One food you detest: I really, strongly dislike eggplant. It's a texture thing, I guess. I just don't get it. I think the color is amazing, but I just can't get past the sponge-like texture.
One food you can't live without: I love going out for sushi, love everything from the warm towel at the beginning of the meal to the sake, chopsticks and wasabi. Eating sushi is one of my favorite activities.
Biggest kitchen disaster: This actually happened fairly recently. It was a Friday, and I was helping the line during the lunch rush while making the night's special and trying to catch up on some office work -- you know, a typical day. Amid all that madness, I tried to shuffle our twenty-gallon stockpot off the burner, but while taking off the lid with a kitchen spoon -- mistake number one -- I got a second-degree steam burn at the top of my hand and wrist. It was an ugly wound that took me out of the kitchen for four days. The upside was that I got the chance to catch up on some much-needed office work.
What you'd like to see more of in Denver/Boulder from a culinary standpoint: Late-night tapas bars that serve amazing wine and espresso and well-thought-out small plates.

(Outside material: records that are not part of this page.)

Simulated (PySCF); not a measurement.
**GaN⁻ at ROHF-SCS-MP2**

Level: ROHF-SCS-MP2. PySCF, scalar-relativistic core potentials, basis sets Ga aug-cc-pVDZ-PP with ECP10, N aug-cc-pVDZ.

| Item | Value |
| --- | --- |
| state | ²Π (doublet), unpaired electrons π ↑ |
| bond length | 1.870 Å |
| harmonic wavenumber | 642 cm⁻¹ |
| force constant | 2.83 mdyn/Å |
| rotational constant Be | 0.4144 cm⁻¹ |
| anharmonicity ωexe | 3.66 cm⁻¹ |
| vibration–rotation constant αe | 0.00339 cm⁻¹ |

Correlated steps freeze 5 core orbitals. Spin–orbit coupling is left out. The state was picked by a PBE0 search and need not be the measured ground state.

What you'd like to see less of in Denver/Boulder from a culinary standpoint: I'd like to see more produce-driven menus. Some of the most amazing fruits and vegetables can be found in and around Denver and Boulder, and they need to be center stage as opposed to just a side dish. We're moving into a time where people are more health-conscious and more sustainably minded, and having meat-heavy menus is neither one of those things.